For each one I computed the average potential energy and temperature over a set of simulations.

The first thing I found was that there was no significant difference in stability between them. All the integrators were stable at 4 fs. None was stable at 6 fs.

Here is the average potential energy as a function of step. (Ignore the "simplified" line. I'll get to that shortly.)

The BAOAB integrators do much better than LangevinIntegrator as you increase the time step. An interesting difference is that the average energy increase with LangevinIntegrator (the system is too hot) but decreases with BAOAB (the system is too cold). The difference between the two BAOAB integrators is very small, but GeodesicBAOABIntegrator seems to be slightly worse than BAOABIntegrator.

Now here is the average temperature.

The situation is reversed. LangevinIntegrator has no trouble holding the temperature right at 300K. The BAOAB integrators show significant deviation even at 2 fs, and by 4 fs the temperature is about 9 degrees too low.

How should I interpret this? The paper on BAOAB said it was more accurate for configurational quantities than kinetic ones, but I wasn't expecting it to be quite that inaccurate. Should BAOAB be avoided for simulations where you want to compute kinetic quantities?

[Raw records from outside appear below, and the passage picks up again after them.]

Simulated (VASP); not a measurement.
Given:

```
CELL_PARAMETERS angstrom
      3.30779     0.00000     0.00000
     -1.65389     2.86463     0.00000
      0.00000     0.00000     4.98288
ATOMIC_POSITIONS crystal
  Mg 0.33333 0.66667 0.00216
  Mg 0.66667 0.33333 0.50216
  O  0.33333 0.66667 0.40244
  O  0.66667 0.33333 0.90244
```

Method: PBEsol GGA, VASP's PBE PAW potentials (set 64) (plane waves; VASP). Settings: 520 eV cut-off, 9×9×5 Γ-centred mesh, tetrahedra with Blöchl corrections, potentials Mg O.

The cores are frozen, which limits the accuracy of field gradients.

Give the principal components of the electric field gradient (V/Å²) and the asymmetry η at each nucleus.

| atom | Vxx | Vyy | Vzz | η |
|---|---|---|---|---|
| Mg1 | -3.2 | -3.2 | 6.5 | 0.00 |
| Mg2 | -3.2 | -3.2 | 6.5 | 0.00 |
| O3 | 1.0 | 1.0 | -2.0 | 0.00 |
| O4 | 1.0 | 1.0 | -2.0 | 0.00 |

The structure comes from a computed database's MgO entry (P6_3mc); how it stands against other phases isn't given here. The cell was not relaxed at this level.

Next I wanted to consider the best way of implementing it. Contrary to what the names would make you think, BAOABIntegrator and GeodesicBAOABIntegrator are both geodesic integrators. The only difference is that BAOABIntegrator hardcodes K_r=1. It applies constraints seven times in each step, compared to only once in LangevinIntegrator, which makes it much slower in some situations. I've said before that it doesn't actually need to do it that many times. So I removed four of the five calls to addConstrainVelocities(). That is the "simplified" integrator shown in the graphs above. As you can see, the results are totally indistinguishable from the openmmtools integrator.

Of the four constraint applications I removed, two are totally extraneous and have no effect at all on the algorithm. The other two cause the position updates to not move quite as far away from the constraint manifold, which in principle could affect the following step that projects it back onto the manifold. But in practice that effect seems to be negligible.

[maxentile]

Thanks for looking into this @peastman ! Excited at the prospect of seeing an optimized implementation of this integrator in OpenMM.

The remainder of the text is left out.